[f. prec. sb.]
1. trans. To strike, cut, or kill with a tomahawk.
1755. Gentl. Mag., XXV. 579/2. Mac Swine was ordered by the Indian to make a fire, and upon his not doing it so readily or so nimbly as was expected, he was threatened to be tomohawkd.
1769. Middlesex Jrnl., 146 Sept., 1/4. By six Indians, the man and woman were tomahawked and scalped.
1791. J. Long, Voy. Ind. Interpr., 96. The instant the animal drops they tomahawk it.
1829. Southey, O. Newman, IV. 45. Stragglers tomahawkd And scalpd, or draggd away that they may die By piecemeal murder.
1889. H. H. Romilly, Verandah in N. Guinea, 74. They were treacherously tomahawked.
b. fig. To attack savagely or mercilessly in speech or (more usually) in writing; to cut up or demolish in a review or criticism.
1815. Agrestis, Feudal Hall, xlv. [She] tomahawks me with sharp words.
1820. Blackw. Mag., VII. 388. He afterwards goes out of his way to tomahawk Dryden, for an allusion to Abraham in a dedication.
1895. Daily News, 19 June, 6/2. Her second daughter, Lady Charlotte, wrote the book which Thackeray tomahawked.

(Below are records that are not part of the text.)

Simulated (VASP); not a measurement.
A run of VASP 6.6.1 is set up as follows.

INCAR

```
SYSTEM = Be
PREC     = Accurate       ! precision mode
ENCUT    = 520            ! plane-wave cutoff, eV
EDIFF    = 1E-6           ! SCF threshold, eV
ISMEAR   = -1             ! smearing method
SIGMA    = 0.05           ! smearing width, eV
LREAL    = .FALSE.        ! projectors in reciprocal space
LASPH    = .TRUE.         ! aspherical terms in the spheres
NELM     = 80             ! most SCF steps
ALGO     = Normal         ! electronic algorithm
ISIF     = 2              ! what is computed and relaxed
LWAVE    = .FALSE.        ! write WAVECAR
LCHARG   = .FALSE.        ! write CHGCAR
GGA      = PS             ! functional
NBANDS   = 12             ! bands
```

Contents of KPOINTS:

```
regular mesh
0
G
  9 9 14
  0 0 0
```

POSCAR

2. To cut (a sheep) in shearing it. Australia.
1859. H. Kingsley, G. Hamlyn, xx. Shearers were very scarce, and the poor sheep got fearfully tomahawked by the new hands.
1872. Eden, My Wife & I in Queensland, iv. 96. Some men never get the better of this habit, but tomahawk as badly after years of practice as when they first began.
1896. Paterson, Man fr. Snowy River, 162. The novice who had tommyhawked half a score.
Hence Tomahawking vbl. sb. and ppl. a.; also Tomahawker, one who tomahawks (lit. and fig.).
1819. Metropolis, III. 69. The tomahawkers of the Edinburgh Review.
1833. Boston, etc. Herald, 9 April, 2/1. We have not a tomahawking article in the whole number.
183940. W. Irving, Wolferts R., i. (1855), 2. They recreated themselves occasionally with a little tomahawking and scalping.
1862. Times, 8 April, 11/4. A large body of scalping and tomahawking Indians.
1886. Pall Mall G., 2 Oct., 6/1. My father, noticing that the sheep were particularly badly shorn, remarked to the manager that it was mere tomahawking.
1886. Manch. Exam., 3 Nov., 3/1. A return to a style of literary tomahawking which we had hoped was for ever extinct.
1897. Athenæum, 20 March, 372. Lest he should find himself tomahawked instead of being the tomahawker.